Suppose I have created a vertical stroke of width 7 px.

Now I need it's width a little more than 7 px, to match the width of a font's letter's width. (I could do it by changing the offset of font after creating outlines, from it, but I'm not doing it because it somewhat destroys the beauty of font). I made the width from 7 px to 7.1 px and it almost matches with font (I noticed this by zooming in artwork).

Now I expand the stroke. The art board size is 1024x768 px. I saved my design and exported it.

(For privacy, I can't show the image here, but I think description should help you understand my question.)

The image looks great but I have 2 queries about quality of design that might have been affected:

  1. Whould my image be more better and crisp had I used a EVEN stroke width (8 px) and changed it to 8.1 px? Does even and odd make any difference?
  2. Is there any actual meaning of 0.1 px in illustrator? How is this 0.1 px is rendered in final PNG image? Or it is ignored?

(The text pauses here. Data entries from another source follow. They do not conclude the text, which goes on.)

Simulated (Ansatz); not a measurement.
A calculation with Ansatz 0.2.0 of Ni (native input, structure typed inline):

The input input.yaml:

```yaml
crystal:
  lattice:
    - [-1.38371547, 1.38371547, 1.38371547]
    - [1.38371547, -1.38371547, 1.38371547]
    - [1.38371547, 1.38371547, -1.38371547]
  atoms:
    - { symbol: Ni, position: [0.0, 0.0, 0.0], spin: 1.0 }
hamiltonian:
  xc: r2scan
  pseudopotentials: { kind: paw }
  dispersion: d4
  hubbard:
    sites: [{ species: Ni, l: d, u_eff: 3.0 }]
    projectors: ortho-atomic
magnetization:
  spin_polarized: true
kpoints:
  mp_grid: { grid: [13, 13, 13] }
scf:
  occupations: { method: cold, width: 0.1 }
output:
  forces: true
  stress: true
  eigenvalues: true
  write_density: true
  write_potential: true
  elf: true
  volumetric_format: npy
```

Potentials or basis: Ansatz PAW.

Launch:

PS: I didn't see any noticeable difference when I tried above t

  • You can't have fractions of a pixel in any software which renders a raster image - only whole pixels.
    – Billy Kerr
    Dec 11, 2017 at 11:23
  • If you remember you've answered my other question. There I've explained that when I turn on pixel grid and snap the art to pixels, it looks crisp in PNG. But when I don't, it looks fuzzy. That means there's something like decimal pixel thing which I can't explain, but I believe it exists. What do you say?
    – Vikas
    Dec 11, 2017 at 16:25
  • It may exist in Illustrator as a stroke width for a vector path, but when you render to a raster image, only whole pixels exist.
    – Billy Kerr
    Dec 11, 2017 at 17:30

2 Answers 2



Partial pixels will make a difference when saving/exporting images for the web or digital displays

The web, and all digital displays are built upon a pixel grid of whole pixels. When artwork contains a partial pixel, the rendering engine, whatever that may be, has to determine whether that partial pixel should be rounded up, rounded down, or anti-aliased.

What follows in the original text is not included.